Social Justice and Public Archeology

The Hidalgo Pauper Cemetery is itself a form of marginalization or inequality as the people are separated by social status and economic status. That may have not been the intent or maybe it was but the separation is clear, it is like the separation of the Hidalgo County Pauper Cemetery with the Hillcrest one, there are white post markers that are easy to miss only the color of the grass and the state of the grave markers gives the indication of another cemetery. The Hidalgo County Pauper Cemetery had been neglected over sometime the grass a yellow color unlike the Hillcrest’s green the grave markers easy to identify and neatly placed.
The Hidalgo Pauper Cemetery was overrun by overgrown plants that disrupted the graves but that was not all as the cemetery because a place where people would go do drugs and drink while other people used it as a place to gather energy for their ritual magic. The graves cemetery was seen as a place of self-gain forgetting those buried beneath.

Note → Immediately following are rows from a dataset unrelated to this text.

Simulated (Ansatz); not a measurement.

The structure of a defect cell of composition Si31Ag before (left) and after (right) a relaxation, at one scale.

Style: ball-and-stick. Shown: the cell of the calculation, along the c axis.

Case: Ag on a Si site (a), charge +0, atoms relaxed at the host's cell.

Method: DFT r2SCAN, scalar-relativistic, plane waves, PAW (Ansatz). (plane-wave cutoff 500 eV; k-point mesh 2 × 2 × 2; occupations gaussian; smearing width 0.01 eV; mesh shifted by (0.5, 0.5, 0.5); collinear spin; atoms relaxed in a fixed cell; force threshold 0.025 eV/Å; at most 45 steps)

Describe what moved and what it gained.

I remember that in Hillcrest there was a retired Border Patrol or Customs agent that was being buried in Hillcrest as men in uniform did the twenty-one-gun salute. This would later shape my thinking about a veteran soldier form World War II who had been buried in the Hidalgo Pauper Cemetery. My classmates and I were curious about when the military had started their own cemeteries for soldiers which seemed to have started in the 1800s. One my classmates asked why hadn’t this veteran been buried among the other veterans? It was a question that we could not answer more research would be needed in order to truly find the reason why. There were several that came to mind though and that was that his family did not have enough money and he was buried there or the military had bypassed him.
There were a lot of children among the individuals that died several of them were still-born, 1-2 years of age or barely going to enter their pre-teen years. Many of them seemed to have died around the same time which made several classmates debate about the environment and socio-economic conditions that occurred during that time that led to so many young deaths.
There is another cemetery along with Hillcrest but this is far out in the corner of the property, the Restlawn Cemetery which is for African American or Blacks who were segregated from the rest. Their cemetery is a prime example of inequality and marginalization. The Hidalgo County Cemetery stopped burying people around the 1990s and individuals who would have been buried there were sent to other private cemeteries but most labeled as John Doe or Jane Doe. The cemetery may have started as a form of marketing burial sites in the new municipal cemetery but it became more than that.
Our project purpose is to make the Hidalgo County Pauper Cemetery be able to have green grass and find the hidden grave markers. During our time in the cemetery we may inadvertently be producing the same inequalities without knowing and meaning to as we forget to some information or we prioritize a section over another. This is however, different from the other inequalities and marginalization as we seek to make all these individuals equal.